TIANJIN, China (Reuters) - The outlook for the solar power industry is good and an anti-dumping trade row between the European Union and China is only a temporary barrier to growth, the chairman of Chinese solar panel maker Trina Solar Ltd said on Thursday.

His comments came a day after Trina said it would cut jobs in response to industry-wide pressures that have slashed solar panel prices and profit margins in the past two years, and wiped around a third from Trina's share price in 2012.

Rapid expansion of manufacturing capacity has created a glut of panels, which has led the European Commission to launch an investigation into suspected dumping by Chinese manufacturers.

Those producers, which include Yingli Green Energy Holding Co Ltd and Suntech Power Holdings Co Ltd, responded by saying the action risked starting a trade war, and its Commerce Ministry has said the inquiry would hurt the clean energy sector globally.

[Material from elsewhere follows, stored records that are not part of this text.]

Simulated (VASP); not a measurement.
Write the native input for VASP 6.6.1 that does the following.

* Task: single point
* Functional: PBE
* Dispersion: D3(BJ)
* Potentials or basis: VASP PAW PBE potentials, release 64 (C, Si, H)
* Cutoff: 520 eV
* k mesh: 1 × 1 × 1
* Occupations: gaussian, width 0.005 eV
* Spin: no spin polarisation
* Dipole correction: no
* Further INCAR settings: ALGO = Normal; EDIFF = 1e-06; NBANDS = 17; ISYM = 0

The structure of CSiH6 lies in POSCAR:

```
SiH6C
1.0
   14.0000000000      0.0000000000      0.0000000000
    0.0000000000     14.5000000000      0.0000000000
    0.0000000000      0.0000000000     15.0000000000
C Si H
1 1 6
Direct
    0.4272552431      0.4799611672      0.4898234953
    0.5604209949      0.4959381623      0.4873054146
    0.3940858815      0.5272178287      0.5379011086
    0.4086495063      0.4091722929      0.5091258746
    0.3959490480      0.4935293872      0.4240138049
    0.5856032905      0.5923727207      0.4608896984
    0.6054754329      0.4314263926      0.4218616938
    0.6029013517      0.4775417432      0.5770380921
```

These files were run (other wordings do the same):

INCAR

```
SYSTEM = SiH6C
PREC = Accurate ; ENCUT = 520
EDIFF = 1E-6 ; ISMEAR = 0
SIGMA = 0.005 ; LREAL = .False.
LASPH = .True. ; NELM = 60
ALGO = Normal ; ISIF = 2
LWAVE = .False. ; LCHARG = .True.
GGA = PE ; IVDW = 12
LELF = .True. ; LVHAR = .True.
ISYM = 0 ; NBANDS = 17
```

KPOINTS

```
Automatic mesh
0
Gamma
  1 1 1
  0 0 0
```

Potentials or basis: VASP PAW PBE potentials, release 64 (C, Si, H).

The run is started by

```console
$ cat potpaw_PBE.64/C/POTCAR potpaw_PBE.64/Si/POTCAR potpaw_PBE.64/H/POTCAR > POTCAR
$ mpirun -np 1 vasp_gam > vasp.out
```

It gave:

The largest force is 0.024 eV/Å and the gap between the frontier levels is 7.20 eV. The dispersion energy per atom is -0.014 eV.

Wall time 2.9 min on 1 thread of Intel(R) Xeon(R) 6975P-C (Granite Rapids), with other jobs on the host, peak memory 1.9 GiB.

"After the European Union launched anti-dumping investigation, there emerges rising concerns about the mounting challenges and pressure on the future development of the solar industry," Gao Jifan told the World Economic Forum meeting in the eastern Chinese port city of Tianjin.

Solar panels are the biggest import sector ever targeted by the Commission, whose probe stems from a complaint made by European firms led by Germany's Solarworld AG.

"I think the problem will be solved ... and I am confident that the solar industry will continue to develop in the future," said Gao, who is also Trina's chief executive.

China sold about 21 billion euros ($26.5 billion) worth of solar panels and components into the European Union in 2011 - about 60 percent of all Chinese exports of the product.

The EU imported goods from China worth a total of 292 billion euros last year. Imports of Chinese products subject to trade defence duties total less than one percent of that amount.

The United States imposed duties on solar panel imports from China in May after a similar push from Solarworld there.